Everything All Of The Time: Kid A Revisited
British jazz pianist Rick Simpson here reworks Radiohead’s Kid A for jazz – specifically for an acoustic quintet. He’s more than ably assisted by Will Glaser (drums), James Allsop (baritone saxophone), Tori Freestone (tenor sax) and Dave Whitford (bass). They take the album, in order, and recast it as modern jazz – and of course it works. It works gloriously. The arrangements are all at once reminders of the freshness from 20 years ago when Radiohead left-turned, leaving Coldplay to mop up the foppishness of some of what they had started as well as being a charge towards jazz in their own right. Put another way, sometimes you instantly inescapably recognise the tune (Everything In Its Right Place) and other times (Treefingers) you don’t.

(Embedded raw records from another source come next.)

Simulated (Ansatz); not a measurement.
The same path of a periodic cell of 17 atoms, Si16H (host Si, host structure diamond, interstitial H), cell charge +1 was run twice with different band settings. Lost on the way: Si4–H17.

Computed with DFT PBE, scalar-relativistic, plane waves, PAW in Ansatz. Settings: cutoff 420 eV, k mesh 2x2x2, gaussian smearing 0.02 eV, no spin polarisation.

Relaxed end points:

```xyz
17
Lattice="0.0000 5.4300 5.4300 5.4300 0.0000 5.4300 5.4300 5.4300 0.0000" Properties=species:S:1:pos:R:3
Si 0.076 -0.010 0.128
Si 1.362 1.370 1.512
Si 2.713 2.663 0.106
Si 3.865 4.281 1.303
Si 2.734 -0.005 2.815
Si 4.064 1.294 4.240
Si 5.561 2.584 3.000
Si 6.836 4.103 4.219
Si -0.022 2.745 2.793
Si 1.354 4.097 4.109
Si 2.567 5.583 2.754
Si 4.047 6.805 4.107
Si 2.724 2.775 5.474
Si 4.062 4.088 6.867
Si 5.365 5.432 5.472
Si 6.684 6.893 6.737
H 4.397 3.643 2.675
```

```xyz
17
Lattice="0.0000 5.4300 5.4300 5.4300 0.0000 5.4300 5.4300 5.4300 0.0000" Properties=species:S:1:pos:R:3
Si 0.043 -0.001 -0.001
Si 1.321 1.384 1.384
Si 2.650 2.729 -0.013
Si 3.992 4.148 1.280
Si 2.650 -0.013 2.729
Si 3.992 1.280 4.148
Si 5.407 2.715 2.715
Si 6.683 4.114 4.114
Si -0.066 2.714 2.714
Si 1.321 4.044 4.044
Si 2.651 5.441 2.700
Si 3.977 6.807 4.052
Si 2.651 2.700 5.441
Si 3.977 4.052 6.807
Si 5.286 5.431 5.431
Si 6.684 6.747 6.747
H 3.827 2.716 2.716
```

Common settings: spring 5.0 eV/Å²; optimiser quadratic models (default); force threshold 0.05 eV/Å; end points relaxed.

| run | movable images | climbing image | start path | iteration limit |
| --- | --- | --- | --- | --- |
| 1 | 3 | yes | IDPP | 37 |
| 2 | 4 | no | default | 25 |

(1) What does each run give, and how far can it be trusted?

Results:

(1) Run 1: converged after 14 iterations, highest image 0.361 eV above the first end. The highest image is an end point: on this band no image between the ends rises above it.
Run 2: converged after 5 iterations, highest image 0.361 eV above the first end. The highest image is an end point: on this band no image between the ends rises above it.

Simpson’s album was created out of a trial live set where he had been invited to respond to a formative album. It now appears – some 10 months after it was recorded – right in time for the 20th Anniversary of Radiohead’s game-changer; a game-changer at least in their own career. I might prefer the records that came after but this head-scratcher is the liberation-move, the album that freed the band from the lasso of its guitars.
Basically, Radiohead started making music that responded to and came from the world of electronica, but it was for and about the people that hadn’t previously bought into that world at all as much as it was ever connected to that world of music.
Simpson’s arrangements are nice, surprising and yet utterly connected to this same world of thought – as much for jazz heads as it is about taking jazz to an audience not always receptive for it and welcoming of it. We hear that in the cautious creep of In Limbo which starts with a bass line, adds a trinkle of piano and then the tenor and baritone saxes duel out with a wash of cymbals around them. We hear that also in the light salsa of Optimistic or the fiery fiesta of Idioteque.
Radiohead’s music – particularly its allegedly trickier stuff has been the subject of plenty of cover versions and has reached wider audiences, there’s a nice article about this here but for me that all started with Brad Mehldau’s 20 minute live solo piano rendition of Paranoid Android. That was the clue that there was more in this music – of that there could be.
Radiohead’s music travels well – and certainly that’s the case in Simpson’s hands.
This is thrilling and interesting and if it’s not both then it’s always one of those things at the very least. Which is the best that you can ask for with any music, jazz or otherwise.
I’ve come to care about Kid A more for what it enabled than what it is. And here it continues to be a gift and its continuance forever giving.